This work addresses the emerging threat of “approximate obfuscation” piracy targeting approximate circuits deployed as reusable IP cores, wherein adversaries evade detection through structural obfuscation and functional modifications. Existing mechanisms lack effective countermeasures against such attacks. To bridge this gap, the paper presents the first automated framework for detecting IP piracy in approximate circuits, formally defining the “approximate obfuscation” adversarial model and introducing a novel paradigm based on statistical error profile comparison. By automatically extracting and matching error characteristics between the original IP core and a suspect circuit, the method enables efficient identification of unauthorized reuse. Experimental validation on diverse approximate multipliers demonstrates the framework’s efficacy and reveals varying resilience across approximation designs, thereby laying the groundwork for secure deployment and commercialization of approximate computing IPs.

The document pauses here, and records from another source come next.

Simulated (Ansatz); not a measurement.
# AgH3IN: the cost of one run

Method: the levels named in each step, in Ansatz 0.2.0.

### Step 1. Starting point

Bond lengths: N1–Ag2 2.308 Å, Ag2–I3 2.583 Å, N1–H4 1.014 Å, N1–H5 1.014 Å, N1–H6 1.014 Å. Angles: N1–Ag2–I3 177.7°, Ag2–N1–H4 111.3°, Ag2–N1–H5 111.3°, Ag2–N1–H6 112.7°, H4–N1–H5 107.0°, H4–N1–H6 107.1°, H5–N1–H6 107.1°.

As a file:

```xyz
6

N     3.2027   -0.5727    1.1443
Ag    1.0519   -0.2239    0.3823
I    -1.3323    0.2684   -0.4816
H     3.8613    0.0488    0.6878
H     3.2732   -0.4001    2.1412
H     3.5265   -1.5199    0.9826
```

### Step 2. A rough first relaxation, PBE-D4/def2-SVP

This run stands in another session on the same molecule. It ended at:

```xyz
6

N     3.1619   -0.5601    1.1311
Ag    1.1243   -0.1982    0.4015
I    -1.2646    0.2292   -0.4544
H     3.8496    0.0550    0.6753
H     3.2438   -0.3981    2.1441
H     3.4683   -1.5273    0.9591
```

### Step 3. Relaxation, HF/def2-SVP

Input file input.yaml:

Approximate circuits often achieve exceptional trade-offs between computational accuracy and hardware efficiency, making them attractive for deployment as reusable Intellectual Property (IP) cores. However, safeguarding such circuits against piracy is critical for enabling sustainable commercialization of approximate computing. This work addresses the emerging challenge of IP protection and piracy detection in the context of approximate hardware. We introduce a novel adversarial threat model, approximate obfuscation, in which an attacker not only conceals the design through structural obfuscation but also introduces functional modifications to ensure that the resulting circuit exhibits nearly identical error characteristics and hardware metrics as the original IP. To counter this threat, we propose an automated framework that extracts and compares statistical error profiles of protected IP cores and suspicious circuits, enabling systematic detection of potential IP theft. Through extensive experiments on a diverse set of approximate multipliers, we analyze the resilience of different approximate multipliers against approximate obfuscation. Our results provide new insights into the interplay between obfuscation, approximation, and IP protection.